Perry Ellis saw its losses widen in its last fiscal

Perry Ellis saw its losses widen in its last fiscal

US apparel business Perry Ellis International said that while the business performed well in its last fiscal, the West Coast port disputes disrupted its supply chain, leading to higher losses and a decline in sales.

In the 12 months to the end of January, losses widened to US$37.2m from $22.78m a year earlier. Gross margin, however, expanded 80 basis points to 34%.

Revenues were down 2.4% to $890m, compared to $912m in the prior year period, reflecting the company's strategic portfolio rationalisation. International sales increased 15%, representing 12% of total revenues, and up from 10% in fiscal 2014.

CEO Oscar Feldenkreis, said the company took actions throughout the year to support and advance its core global brands, grow margins and generate cost efficiencies.

"In fiscal 2015, we experienced stronger demand for our products, resulting in improved performance at retail. Our international business also performed well underscoring the global appeal of our brands and supporting our margin expansion."

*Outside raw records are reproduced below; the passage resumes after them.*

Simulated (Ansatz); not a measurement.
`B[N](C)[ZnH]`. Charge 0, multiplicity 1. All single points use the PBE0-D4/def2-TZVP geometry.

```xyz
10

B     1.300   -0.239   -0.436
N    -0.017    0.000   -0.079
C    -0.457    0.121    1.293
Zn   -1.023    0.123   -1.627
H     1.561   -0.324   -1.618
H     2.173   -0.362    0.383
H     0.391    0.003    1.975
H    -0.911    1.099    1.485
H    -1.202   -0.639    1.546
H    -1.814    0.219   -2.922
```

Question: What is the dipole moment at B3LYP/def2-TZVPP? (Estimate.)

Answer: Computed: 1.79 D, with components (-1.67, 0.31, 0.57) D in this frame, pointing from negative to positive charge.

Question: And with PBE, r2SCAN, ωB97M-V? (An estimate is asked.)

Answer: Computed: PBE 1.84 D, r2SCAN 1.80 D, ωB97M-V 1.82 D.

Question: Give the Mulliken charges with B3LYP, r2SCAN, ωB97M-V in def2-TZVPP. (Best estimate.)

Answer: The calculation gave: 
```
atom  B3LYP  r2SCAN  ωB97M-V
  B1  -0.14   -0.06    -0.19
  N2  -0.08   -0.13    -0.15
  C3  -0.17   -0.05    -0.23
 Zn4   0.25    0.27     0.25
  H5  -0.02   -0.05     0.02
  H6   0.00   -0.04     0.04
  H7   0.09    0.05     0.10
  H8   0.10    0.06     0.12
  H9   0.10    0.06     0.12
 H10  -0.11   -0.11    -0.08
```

He added: "As previously discussed, the unexpected labour disputes at the West Coast ports significantly disrupted our supply chain and our ability to deliver products to customers in the fourth quarter. Moving into 2016, we are confident in our forward path. Many of the external challenges of the prior year are behind us and we are focused on meaningfully improving results and operations by establishing momentum through the continued execution of our growth and profitability plan."